‘Waltz with Bashir’ team takes on Anne Frank story in graphic novel

A graphic novel version of "The Diary of Anne Frank" by the creators of the Oscar-nominated film "Waltz with Bashir" will roll off the presses next month, its publishers said Monday.


Writer-director Ari Folman and illustrator David Polonsky — who made the acclaimed 2008 animated documentary about Israeli soldiers during the 1982 invasion of Lebanon — are also making a film about Frank, to appear in 2019.

The diary the German-born, Jewish teenager kept, while hiding in an Amsterdam attic in the Nazi-occupied Netherlands until her capture in 1944, is one of the most-read books in the world.

Folman said he had some insight into Frank’s suffering since his own parents were Holocaust survivors.

“Anne and her family arrived at the gates of Auschwitz the same day my parents arrived there,” the filmmaker said.

Frank died of typhus in the Bergen-Belsen concentration camp sometime in early 1945, aged 15. The camp was liberated by British troops in April.

Israeli-born Folman told AFP that when the Anne Frank foundation suggested they adapt the diary “our first response was, ‘No way!'” — for them, the diary was sacrosanct.

But after thinking about for a while, they realised it would be crucial to bring the story to a new generation.

– ‘Biting sense of humour’ –

“I am afraid we are coming to a time when there will be no survivors of the Holocaust left alive, and no more witnesses to tell their stories,” Folman said.

“There is a severe threat that the things we have to learn (from the Holocaust) will not be taught and learned if we don’t find a new language for them.”

The graphic novel will first appear in Dutch, German, French and Spanish in October with an English version following in the spring.

The 160-page book is an abridged version of the original because “it would take more than 3,500 pages to fully adapt it”, Folman said.

However, several letters Anne Frank wrote to her imaginary friend Kitty have been included in full.

And Folman said they had tried to “preserve Anne’s rather biting sense of humour, her sarcasm and her obsession with food.”

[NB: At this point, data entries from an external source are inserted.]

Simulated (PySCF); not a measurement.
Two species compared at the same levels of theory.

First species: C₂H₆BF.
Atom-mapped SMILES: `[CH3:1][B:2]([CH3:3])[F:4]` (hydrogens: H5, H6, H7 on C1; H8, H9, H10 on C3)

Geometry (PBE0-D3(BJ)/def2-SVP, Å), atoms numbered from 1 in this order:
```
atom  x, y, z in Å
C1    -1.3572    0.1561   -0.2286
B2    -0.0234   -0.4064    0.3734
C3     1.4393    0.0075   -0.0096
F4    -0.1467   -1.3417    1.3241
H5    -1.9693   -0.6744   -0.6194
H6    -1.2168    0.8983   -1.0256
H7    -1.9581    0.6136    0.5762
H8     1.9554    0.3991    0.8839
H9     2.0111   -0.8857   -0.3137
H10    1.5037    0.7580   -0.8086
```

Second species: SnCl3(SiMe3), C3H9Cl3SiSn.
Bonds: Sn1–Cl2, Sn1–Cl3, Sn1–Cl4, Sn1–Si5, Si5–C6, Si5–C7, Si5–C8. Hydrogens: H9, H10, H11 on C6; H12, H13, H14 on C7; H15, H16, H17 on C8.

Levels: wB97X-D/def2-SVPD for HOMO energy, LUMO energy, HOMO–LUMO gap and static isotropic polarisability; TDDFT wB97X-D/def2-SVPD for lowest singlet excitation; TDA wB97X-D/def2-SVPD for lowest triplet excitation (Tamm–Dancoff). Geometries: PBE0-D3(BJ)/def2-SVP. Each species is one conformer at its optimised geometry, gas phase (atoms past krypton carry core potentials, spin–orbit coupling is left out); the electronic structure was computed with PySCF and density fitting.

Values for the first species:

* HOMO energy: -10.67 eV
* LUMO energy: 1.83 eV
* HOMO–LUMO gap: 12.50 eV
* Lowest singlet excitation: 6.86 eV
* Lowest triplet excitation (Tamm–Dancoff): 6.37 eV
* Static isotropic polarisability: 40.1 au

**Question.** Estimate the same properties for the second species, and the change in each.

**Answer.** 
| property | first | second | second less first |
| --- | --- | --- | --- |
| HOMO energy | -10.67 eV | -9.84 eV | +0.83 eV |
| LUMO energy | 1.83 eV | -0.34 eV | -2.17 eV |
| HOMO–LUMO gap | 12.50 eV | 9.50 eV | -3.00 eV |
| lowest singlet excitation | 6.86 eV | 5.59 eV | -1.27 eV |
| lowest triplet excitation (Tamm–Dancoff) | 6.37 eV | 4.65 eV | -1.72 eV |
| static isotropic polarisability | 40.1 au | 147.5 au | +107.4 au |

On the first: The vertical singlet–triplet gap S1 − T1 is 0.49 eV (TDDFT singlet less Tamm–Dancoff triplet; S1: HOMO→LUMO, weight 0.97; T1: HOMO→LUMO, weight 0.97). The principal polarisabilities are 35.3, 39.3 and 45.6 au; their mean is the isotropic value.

The original “has a lot of humour,” Polonsky said. “It is a beautiful work by a beautiful person … and the best thing we can do is just carry on this spirit and treat it as a work of art, and I am not afraid to say that it should even be a bit of entertainment.”

The graphic novel will appear in around 50 countries from October, with publication in other languages coming later, a spokesman for the foundation told AFP.